Author: Jennifer S. Kennett
In my post on attachment parenting with teens, I talked a bit about the value of listening, and it got me thinking about the kinds of communication we use, particularly with our children. I came up with three kinds of communication—three ways in which we engage.
- To share or impart information
- To provide instruction, direction, or correction.
- To connect or attune.
I think that most of us are familiar with types one and two. Especially in the early years (0-5), a huge part of the parenting role is to instruct, direct and correct. We get used to being a ‘manager parent’. And yet, if all we do is manage and direct, we are missing a fundamental aspect of developing healthy attachment.
So what do I mean by attunement communication? The word ‘attune’ means ‘to bring into a harmonious or responsive relationship’.
To effectively attune with your child requires you to have the right attitude – the attitude of
“my child is a wondrous, autonomous being whom I want to connect with for the sole purpose of understanding and valuing in this moment.”
Active listening is the foundation of being good at attunement.
- Active listening means being fully present.
- Making eye contact, putting away distractions.
- It means listening without interruption.
- It means noticing your child’s non-verbal cues.

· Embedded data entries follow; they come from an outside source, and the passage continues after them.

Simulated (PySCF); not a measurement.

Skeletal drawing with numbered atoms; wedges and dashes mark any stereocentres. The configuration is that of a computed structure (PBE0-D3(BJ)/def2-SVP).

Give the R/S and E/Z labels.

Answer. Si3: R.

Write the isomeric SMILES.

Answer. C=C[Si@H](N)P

- It means engaging your empathy – trying to imagine how your child felt about the experience they are describing.
- It means responding back with messages of “I have heard you” through non-verbal cues, paraphrasing, and reflecting.
- It means offering acceptance rather than judgment, presence rather than solutions.
- It means slowing down.
I encourage you to ask yourself “How many times in the past week have I tried to attune to my child?